Clifford Gerald Green, an award-winning Atlanta journalist and one-time minor league baseball player whose interests ranged from horse racing to theology, died October 17 following a brief illness. He was 74.
A native of Cedar Bluff, Ala., Green first moved to Atlanta in 1964 and got a job as a Delta Air Lines baggage handler at the Atlanta airport. He later worked as a plumbing supply salesman in Rome, Ga., before somehow parlaying the baggage-handling and plumbing experience into a reporting job with the local paper, the Rome News-Tribune, in about 1970.
“Somehow or another I remember this guy just sort of sauntering into the newsroom one day looking for a job,” said Charles Graves, the News-Tribune city editor at the time, “and it turned out we had one.” It also turned out to be a good hire. Two years later Green won first prize in public service reporting in the Associated Press’s Georgia newswriting awards program.

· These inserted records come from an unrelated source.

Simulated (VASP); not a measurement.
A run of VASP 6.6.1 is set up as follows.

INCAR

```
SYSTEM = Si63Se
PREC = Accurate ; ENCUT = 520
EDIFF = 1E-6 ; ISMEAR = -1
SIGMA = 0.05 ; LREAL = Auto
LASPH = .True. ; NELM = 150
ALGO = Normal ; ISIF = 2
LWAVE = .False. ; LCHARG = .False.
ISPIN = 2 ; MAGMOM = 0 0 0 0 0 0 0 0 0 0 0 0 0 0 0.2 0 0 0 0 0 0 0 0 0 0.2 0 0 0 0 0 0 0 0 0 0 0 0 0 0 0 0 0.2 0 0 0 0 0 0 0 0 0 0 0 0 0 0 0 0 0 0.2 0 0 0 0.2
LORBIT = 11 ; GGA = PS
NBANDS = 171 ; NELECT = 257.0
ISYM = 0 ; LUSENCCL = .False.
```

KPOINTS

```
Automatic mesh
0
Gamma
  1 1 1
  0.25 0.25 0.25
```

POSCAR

Armed with the AP award, Green applied for a job with The Atlanta Journal, where the city editor at the time, Bob Johnson, had a reaction a lot like Graves. “Cliff Green was one of those guys I hired mainly because I liked him,” Johnson said. Green joined the Journal in 1973 and for the next eight years covered a wide range of stories, focusing largely on crime and federal courts. Among other major stories, he covered the career and trial of Atlanta pornographer Mike Thevis and the kidnapping of Atlanta Constitution editor Reg Murphy.
Throughout his newspaper career, Green was known for a tight writing style and crisp prose that pulled readers into hard news stories and rollicking features alike. He also had a knack for finding stories about Atlanta’s more unsavory elements. “Stripper Had Five Operations with Silicone” was the headline on one of his stories in the late ‘70s. Green won a second Associated Press award in 1978, this one for spot news reporting.
He left the newspaper in 1981 and worked briefly in public relations before taking a position as a writer and editor at a major financial planning magazine. He later joined the Internal Revenue Service and worked there as tax examiner before retiring in 2008.
In 1980, he married Linda Pierce, a Kentucky native, and through her discovered thoroughbred horse racing. Over the years, he recruited friends and organized trips to Kentucky, California, Florida, New Jersey and New York to enjoy the sport. In the mid-1990s, Green developed an interest in religion and theology and undertook four years of Education for Ministry study through St. Luke’s Episcopal Church in Atlanta.
He was preceded in death by his parents James Henry and Agnes Hunter Green; a brother, John L. Green, who was killed in the Korean conflict, and a foster brother, Jerry Bowen. He is survived by his sister Anne Green Townes of Brentwood, Tenn., and his wife, Linda Pierce Green.
A memorial service will be held at St. Luke’s Episcopal Church at 435 Peachtree Street NE at 1 p.m. on October 24th. In lieu of flowers, memorial contributions may be made to Hospice Atlanta, 1244 Park Vista Drive, Atlanta, GA 30319.